Rafe McTavish, self-made man, believes it's possible to be a capitalist corporate executive and a humanitarian. Kama Bhatia, the love of his life, computer genius, and corporate spy, challenges him to prove it. Together they unmask greed-driven murderers less concerned about body count than with crushing their competitors.

4) What other novels have you written?

Two novels in my futuristic Rafe and Kama mystery series, two novels and a short story in my River Madden series, and the first novel in my Hellhound series, which features a supernatural PI and is set in 1968, No Place Like Hell.

5) Here’s a question I normally ask mystery writers, but I know your books, even though they're Sci-Fi adventures, fall into this vein, as well. How many people have you done away with over the course of your career?

You do mean in my books, right? Because I've entertained the idea of sending a pipe bomb to more than one member of upper management at some of the corporations I've worked for. So far, I've been able to resist the temptation.

In my books, an appalling number. Sometimes they're the primary victim, and sometimes they're collateral damage as the hero closes in on the villain, and the villain gets desperate. I've even done in the occasional likable secondary character. But I never kill kids or dogs. I don't need the hate mail.

6) Speaking about “other” jobs you’ve worked at, do you have another job outside of writing?

I do the occasional project in the computer industry. Sometimes that's technical writing or editing. Occasionally it's project management or production work. I'm not fussy.

7) Let’s talk about motivation. What motivates or inspires you, and this doesn’t necessarily have to apply to your writing?
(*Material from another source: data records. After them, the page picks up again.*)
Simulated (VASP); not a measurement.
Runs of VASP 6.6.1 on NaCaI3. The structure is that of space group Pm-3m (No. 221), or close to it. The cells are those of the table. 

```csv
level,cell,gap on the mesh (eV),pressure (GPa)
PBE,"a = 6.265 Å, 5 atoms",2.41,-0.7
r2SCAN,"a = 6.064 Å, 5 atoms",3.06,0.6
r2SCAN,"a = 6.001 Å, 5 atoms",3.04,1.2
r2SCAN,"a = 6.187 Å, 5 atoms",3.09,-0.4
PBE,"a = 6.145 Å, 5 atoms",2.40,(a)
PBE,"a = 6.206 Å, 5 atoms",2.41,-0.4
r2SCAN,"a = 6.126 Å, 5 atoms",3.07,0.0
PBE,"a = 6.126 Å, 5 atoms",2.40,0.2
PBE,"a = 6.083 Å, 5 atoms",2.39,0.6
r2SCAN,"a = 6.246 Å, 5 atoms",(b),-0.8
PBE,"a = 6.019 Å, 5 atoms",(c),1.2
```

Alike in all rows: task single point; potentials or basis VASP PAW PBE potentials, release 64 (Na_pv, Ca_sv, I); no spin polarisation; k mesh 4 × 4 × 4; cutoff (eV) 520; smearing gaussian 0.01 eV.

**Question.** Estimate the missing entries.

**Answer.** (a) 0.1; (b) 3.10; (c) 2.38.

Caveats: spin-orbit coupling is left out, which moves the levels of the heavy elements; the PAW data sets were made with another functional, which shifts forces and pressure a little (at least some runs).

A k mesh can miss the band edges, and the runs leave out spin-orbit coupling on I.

I find motivation and inspiration in trailer music. (That's the epic music written to accompany movie trailers.) Like the blurb or opening of a good book, the music has to communicate the promise of what the work contains, and it has to make an immediate and memorable emotional attachment of the viewer/listener to the movie, all in a minute or two. The best composer in the trailer business are absolute geniuses. I frequently select a piece with the same emotional content as the scene that I'm writing and put it on loop. It helps me to find the right words to convey what I want the reader to feel.

8) Any pet projects you’re working on at this moment?

I've spent the last couple of years exploring 3D art creation, and more recently, I've dipped into 3D animation. I hope to ship an animated trailer for Reality Glitch. I used what I've learned to create the Reality Glitch cover.

And you’ve created a great cover (featured here) and a terrific trailer, which can be seen in my last blog. Okay, three quick questions for you for three quick answers. Ready?

1)      My best friend would tell you I’m a …

            A champion for the underdog.

2)      The one thing I cannot do without is:

            My morning cup of tea.

3)      The one thing I would change about my life:

            I would have started writing sooner.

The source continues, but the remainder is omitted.